U.S. Agency Won’t Consider Takata Impact in Recall Decisions

By Jeff Plungis | April 4, 2016

The chief U.S. auto safety agency says it won’t take Takata Corp.’s financial viability into account when it decides whether to expand further the largest-ever auto safety recall.

The National Highway Traffic Safety Administration will focus solely on safety, as it must under U.S. law, the agency said in a statement Thursday.

NHTSA is reviewing the findings of three investigations into Takata’s airbag ruptures while the recalls are under way, it said. Those probes attempted to determine the root cause of the airbag failures, and the review could be the basis for future decisions related to the recalls.

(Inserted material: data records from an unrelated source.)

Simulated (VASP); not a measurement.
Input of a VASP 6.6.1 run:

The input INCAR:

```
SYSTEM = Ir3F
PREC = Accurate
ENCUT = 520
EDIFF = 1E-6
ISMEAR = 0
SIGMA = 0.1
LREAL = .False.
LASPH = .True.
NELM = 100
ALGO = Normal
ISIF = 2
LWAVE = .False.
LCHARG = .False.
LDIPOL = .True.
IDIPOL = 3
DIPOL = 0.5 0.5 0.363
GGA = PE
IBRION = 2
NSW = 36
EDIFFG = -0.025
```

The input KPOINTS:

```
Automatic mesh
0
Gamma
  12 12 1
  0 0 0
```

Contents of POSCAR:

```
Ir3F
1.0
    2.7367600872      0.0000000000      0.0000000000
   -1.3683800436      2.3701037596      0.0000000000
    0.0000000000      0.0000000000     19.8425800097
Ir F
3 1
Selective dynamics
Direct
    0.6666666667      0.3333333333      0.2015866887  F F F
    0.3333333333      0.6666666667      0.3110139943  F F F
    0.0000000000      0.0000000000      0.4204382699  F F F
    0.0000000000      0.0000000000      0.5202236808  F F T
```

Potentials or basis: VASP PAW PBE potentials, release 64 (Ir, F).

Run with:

“NHTSA makes recall determinations based on safety, and safety alone,” agency spokesman Bryan Thomas said in the statement. “The agency will take all appropriate actions to make sure airbags in Americans’ vehicles are safe.”

Takata’s costs could add up to $24 billion, according to a person familiar with the matter, or four times more than Tokyo-based company’s annual revenue. The figure is about $7 billion more than Jefferies Group LLC estimated in a February report. Takata said in a statement it’s still investigating the root cause and can’t accurately project its final costs.

The shares fell 5.5 percent to 414 yen as of the midday break in Tokyo trading, cutting its market value to about $307 million. Takata has plunged 49 percent this year.

19 Million

Automakers including Honda Motor Co. have recalled more than 19 million vehicles equipped with Takata airbags, the largest automotive safety recall in U.S. history. The airbag inflators can explode, sending shrapnel into the passenger compartment. More than 7.5 million inflators have been replaced, including 5.4 million by Honda, according to the agency.

NHTSA has said Takata airbag inflators have caused nine fatalities in the U.S. by rupturing and spraying plastic and metal shards at motorists. The regulator is investigating all Takata inflators that use a chemical propellant that’s been banned from future models and is giving the company until as long as the end of 2019 to determine the root cause of the flaw or prove the inflators are safe.

Moisture seeping into Takata’s inflators was determined to be the reason Takata airbags have ruptured by Orbital ATK, a researcher hired by a coalition of automakers that announced its findings last month. Challenges with determining root cause of the rupture issue have held back automakers and the supplier from deciding how the companies will divvy costs.